/proj001_lfb

Example training project for Guerrilla Analytics ways of working

Primary LanguageJupyter NotebookMIT LicenseMIT

proj001_lfb

Example training project for Guerrilla Analytics ways of working.

Getting started

Please refer to the project wiki to install and configure the necessary software to complete this training.

Import first data file 002_import_data

  • see the setup folder

    • script for creation of input and wp workproduct schemas. These are the basic structure of the data environment
  • see L0 scripts folder for data import code.

    • target table is created
    • load script pushes the file from the inputs folder into the target table.
    • all data is loaded into the inputs namespace in the data environment with the same namespace as the inputs folder structure.
    • input file names are maintained in database table names as much as is practical

Create first workproduct 003_first_workproduct

  • see the first workproduct under the wp folder
    • the workproduct has an ID and this ID is used in workproduct filenames. This helps with traceability
    • the workproduct code is pointing at the raw input data loaded in the previous step. This means the workproduct code potentially needs to do significant cleaning work before using the data.

Checkpoint

At this point, we have already come quite far in terms of data provenance and better management of our project.
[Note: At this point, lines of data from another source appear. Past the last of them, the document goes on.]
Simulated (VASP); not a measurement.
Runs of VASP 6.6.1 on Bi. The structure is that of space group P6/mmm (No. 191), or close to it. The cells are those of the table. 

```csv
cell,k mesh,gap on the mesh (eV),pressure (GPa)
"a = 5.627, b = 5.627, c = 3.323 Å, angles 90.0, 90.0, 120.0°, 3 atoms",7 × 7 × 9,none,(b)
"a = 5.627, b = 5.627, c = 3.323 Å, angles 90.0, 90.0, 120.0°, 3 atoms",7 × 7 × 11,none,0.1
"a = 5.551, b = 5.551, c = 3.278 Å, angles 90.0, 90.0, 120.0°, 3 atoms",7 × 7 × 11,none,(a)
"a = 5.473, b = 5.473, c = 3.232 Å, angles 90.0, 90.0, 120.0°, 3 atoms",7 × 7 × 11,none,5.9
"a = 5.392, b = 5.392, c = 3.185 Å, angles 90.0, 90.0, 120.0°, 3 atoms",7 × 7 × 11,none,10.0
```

  1. All input data is stored in one place with a simple convention that identifies the data source and the version of the source.
  2. All input data is loaded into a well defined place in a database (the inputs schema). 3. There is not need to document this because the same namespace and files names are used in the inputs folder and in the database.
  3. Workproducts point at a single source of the truth that is never altered so we have reduced the risk of inconsistency in interpreting the data.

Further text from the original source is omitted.